In researching how Atom and the FeedValidator should handle URI equivalence, I took a look at how language environments with built in URI classes implement equality methods.
testuri.java produces:
http://example.com/ http://example.com false HTTP://example.com/ http://example.com/ true http://example.com/ http://example.com:/ true http://example.com/ http://example.com:80/ false http://example.com/ http://Example.com/ true http://example.com/~smith/ http://example.com/%7Esmith/ false http://example.com/~smith/ http://example.com/%7esmith/ false http://example.com/%7Esmith/ http://example.com/%7esmith/ true http://example.com/%C3%87 http://example.com/C%CC%A7 false
testuri.cs produces:
http://example.com/ http://example.com True HTTP://example.com/ http://example.com/ True http://example.com/ http://example.com:/ True http://example.com/ http://example.com:80/ True http://example.com/ http://Example.com/ True http://example.com/~smith/ http://example.com/%7Esmith/ True http://example.com/~smith/ http://example.com/%7esmith/ True http://example.com/%7Esmith/ http://example.com/%7esmith/ True http://example.com/%C3%87 http://example.com/C%CC%A7 True
Update: testuri.pl produces:
http://example.com/ http://example.com 1 HTTP://example.com/ http://example.com/ 1 http://example.com/ http://example.com:/ 1 http://example.com/ http://example.com:80/ 1 http://example.com/ http://Example.com/ 1 http://example.com/~smith/ http://example.com/%7Esmith/ 1 http://example.com/~smith/ http://example.com/%7esmith/ 1 http://example.com/%7Esmith/ http://example.com/%7esmith/ 1 http://example.com/%C3%87 http://example.com/C%CC%A7 0
Java is totally borked. The first seven examples are straight from section 3.2.3 of RFC 2616; they should all return true.
Test 8 was recently discussed on atom-syntax, and should also return true, although this is not explicitly clear from reading RFC 2396bis.
There are a finite number of URI schemes. It should be possible to write a URI compare module/class that takes the quirks of each scheme into account.
Now that I've pretty much run out of useful features to implement for the Universal Feed Parser, maybe I'll work on this next.

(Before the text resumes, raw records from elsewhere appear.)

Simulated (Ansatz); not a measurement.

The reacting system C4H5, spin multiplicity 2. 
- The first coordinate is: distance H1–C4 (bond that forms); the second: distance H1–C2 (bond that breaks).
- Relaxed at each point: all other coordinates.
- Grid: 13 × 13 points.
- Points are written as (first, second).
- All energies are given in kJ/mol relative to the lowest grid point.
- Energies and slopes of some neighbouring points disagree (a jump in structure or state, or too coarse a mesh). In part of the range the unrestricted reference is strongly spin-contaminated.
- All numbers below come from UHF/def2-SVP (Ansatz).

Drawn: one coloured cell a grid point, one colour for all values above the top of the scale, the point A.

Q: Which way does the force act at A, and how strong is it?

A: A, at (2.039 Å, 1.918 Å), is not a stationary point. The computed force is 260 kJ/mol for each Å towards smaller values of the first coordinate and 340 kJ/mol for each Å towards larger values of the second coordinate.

In Java equals is very closely linked to hashcode.
If you encode before comparing in .equals, then you must encode before calculating your hashcode() for storage and retrieval in HashMap/HashTable/HashSet etc. That leaves you with a pretty slow hashcode() function, espeicially if you have to re-size the hashmap. So URI may “suck” for performance reasons. If you don’t encode in hashcode too then [link] goes into your hashset and [link] won’t get it out.
Note that this definitely means you never want URL to be a key in your hashmap! :) wanna take bets on what hashcode() does to create a hash value (I haven’t checked yet).